The prover may be powerful (large computation power, or more commonly he knows something about why the statement x is true and he can use that).

Basic properties

Completeness, if x is a true statement, then V accepts
Soundness, if x is false, then V rejects with prob > 0
Zero-knowledge, V learns nothing beyond fact of whether x is true or not

"Quality control"

widget factory
either widgets are perfect (A) or 1 in k of them are bad (B)
pick t*k widgets to test
probability that you find no defective widgets given that 1 in k of them are bad is (1 - 1/k)^tk ~= (e^(-1/k))^tk = e^-t
- P(no bad widgets | B)

Commitments

c = commit(v, r)
open(c) -> (v, r)

We wanted two properties out of a commitment scheme

Hiding: seeing c should reveal no information about v
Binding: sender can only open the commitment up in one way
we saw Pedersen commitments
- c = g^v * h^r, g,h generators, r random
- it was perfectly hiding and computationally binding

Sudoku example

*---*---*---*
|   |   |   |
*---*---*---*
|   |   |   |
*---*---*---*
|   |   |   |
*---*---*---*

How can I convince you I know a solution to a Sudoku puzzle, without telling you anything about the solution?
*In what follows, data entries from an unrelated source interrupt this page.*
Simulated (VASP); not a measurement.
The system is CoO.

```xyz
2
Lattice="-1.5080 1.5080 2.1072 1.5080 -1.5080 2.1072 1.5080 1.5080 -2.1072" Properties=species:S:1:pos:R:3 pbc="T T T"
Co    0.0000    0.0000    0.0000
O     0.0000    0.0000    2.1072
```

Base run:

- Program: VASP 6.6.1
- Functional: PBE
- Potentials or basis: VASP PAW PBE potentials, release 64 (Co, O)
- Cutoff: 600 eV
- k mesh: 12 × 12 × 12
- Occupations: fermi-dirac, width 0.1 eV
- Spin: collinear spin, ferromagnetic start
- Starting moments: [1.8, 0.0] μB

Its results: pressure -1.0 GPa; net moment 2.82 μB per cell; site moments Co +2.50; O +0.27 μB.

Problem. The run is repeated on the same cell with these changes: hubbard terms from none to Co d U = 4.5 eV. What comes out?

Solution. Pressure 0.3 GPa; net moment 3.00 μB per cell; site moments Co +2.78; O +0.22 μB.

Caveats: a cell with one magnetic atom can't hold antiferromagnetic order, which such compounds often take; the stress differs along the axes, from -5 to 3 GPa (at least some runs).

Suppose we make up codes for the numbers, s.t. each number is a letter

1 2 3 4 5 6 7 8 9 
O B F H I E G C A

But this is a one to one mapping, so if we just translated our solution to this the verifier can just extract the solution and learn it.

If we use non-deterministic commitments for each letter, then we can hide the solution.

A challenge can be "open a commitment to a row/column/block". Note that now the verifier will learn some mappings. So now the verifier will want to ask again, which means you'd better remap so that he does not start learning the actual numbers.

The prover can't cheat because he commits himself to a certain "ciphertext" of the Sudoku so he has to make sure that his commitment is an actual solution, because the verifier could query it anywhere (block, row, column) and since the prover is committed he won't be able "change" or "tune" his answer.

Stages:

commit to random table mapping numbers to letters
commit to the 9x9 table, each square is a commitment to a letter
send all these commitments to the verifier along with the Sudoku problem
verifier wants to check that all letters in a block/row/column are different and that the letters match the numbers in the original Sudoku problem
- verifier can only do only one check in this round
- he can do another in the next round, where you remap the numbers to letters to prevent him from learning anything
Key: the verifier can pick any row / column / cell => the prover better have all of them be correct or he risks being discovered!

Note: Verifier needs to make sure a unique set of 9 letters are used by the prover. Otherwise, the prover might use extra letters to cheat. If prover uses a set of 9*9 letters and carefully commits to the 9x9 table such that each row and column has unique letters, then, a clueless verifier would think the puzzle is solved no matter which (and how many) row or column he asked for.

Graph 3-colorability

Prover has a graph and knows a 3-coloring of the graph, where each vertex is assigned a color out of 3 colors s.t. no two adjacent vertices have the same color.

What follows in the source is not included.